Death, the life story

By Alifestory

Helga

"No farewell words were spoken, no time to say goodbye. You were gone before we knew it, and only God knows why."  Unknown Author

I've puzzled over remembering her name, which is nothing short of shameful.  I know why though, she was difficult.  She was difficult in a very difficult class.  It was a wonder to me that so many slightly unhinged children had ended up in one place.  I taught them originally for English and then, the following year, for Drama.  This class bore evidence to the fact that testing is madness and tells us nothing (because all the power rests with the question maker) because in that class I ended up with 25 kids with special needs and 5 who were not, in one room.  (Interestingly, I made friends with one of them 20 years later on Facebook.  Biggest.  Mistake.  Of. My. Life.  Where once he'd been an annoying marginally cute peck of a child, he had turned into an obnoxious beer swilling misogynistic homophobe.  Unfriend.  Block.)
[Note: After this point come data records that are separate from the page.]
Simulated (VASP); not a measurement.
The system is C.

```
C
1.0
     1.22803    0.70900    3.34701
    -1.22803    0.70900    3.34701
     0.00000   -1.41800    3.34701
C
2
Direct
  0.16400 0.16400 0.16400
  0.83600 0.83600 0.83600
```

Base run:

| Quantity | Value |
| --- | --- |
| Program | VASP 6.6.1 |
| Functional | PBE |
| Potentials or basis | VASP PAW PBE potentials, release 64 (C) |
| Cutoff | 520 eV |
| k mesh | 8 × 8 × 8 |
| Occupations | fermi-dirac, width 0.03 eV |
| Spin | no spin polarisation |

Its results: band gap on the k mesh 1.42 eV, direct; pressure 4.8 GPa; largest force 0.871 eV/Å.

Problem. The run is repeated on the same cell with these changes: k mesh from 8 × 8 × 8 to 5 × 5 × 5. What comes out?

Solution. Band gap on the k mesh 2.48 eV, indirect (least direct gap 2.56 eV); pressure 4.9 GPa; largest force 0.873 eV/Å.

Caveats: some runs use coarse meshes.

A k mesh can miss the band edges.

In that class there were 8 children on the lowest ability table all very pleasant but none of them able to read and write (they were 11).  Not one.  And this was in the day before teaching assistants so somehow I had to manage them, and the 5 bright kids, along with a very curious bag of behavioural problems.   I'd set up a task and then some minutes later, I'd emerge from the special needs table with none of them further on.  The names have escaped me but not the pain of having to get some words out of them.

Later, when they had grown a year, they became totally unmanageable.  People talked about some of those boys in the staffroom with hushed tones.  There was one boy in particular (I will not name him) who made most staff wish they'd chosen street cleaning as a profession (although I think he would have still sought them out and he'd have still made their life hell.)

I once looked on the internet (Friends Reunited - remember that?) only to discover that someone had actually married him and he seemed normal. The thing about most classes, even if they possess a couple of choice individuals they mostly rubbed along together, and they sort of gelled eventually.  This class - who I'll call Class H for the want of not wanting to call them anything else - seemed, on the whole, to hate each other.
Drama with them was a kind of weekly battle.  They couldn't sit still in the normal course of things, so imagine the total chaos that ensued when  all the desks were removed.  I recall - at my wit's end of being unable to command them in anyway at all - putting each of them on a chair, one in front of the other across the length of the hall in a desperate attempt to gain some control.  It worked, but only for so long: minutes from memory.   I also remember using every single teacher phrase on them, "It's your own time you're wasting", "I don't have anything else to do," and "Every single minute you waste will be added at the end."  This class made me realise that detention meant only one thing - a punishment for yourself.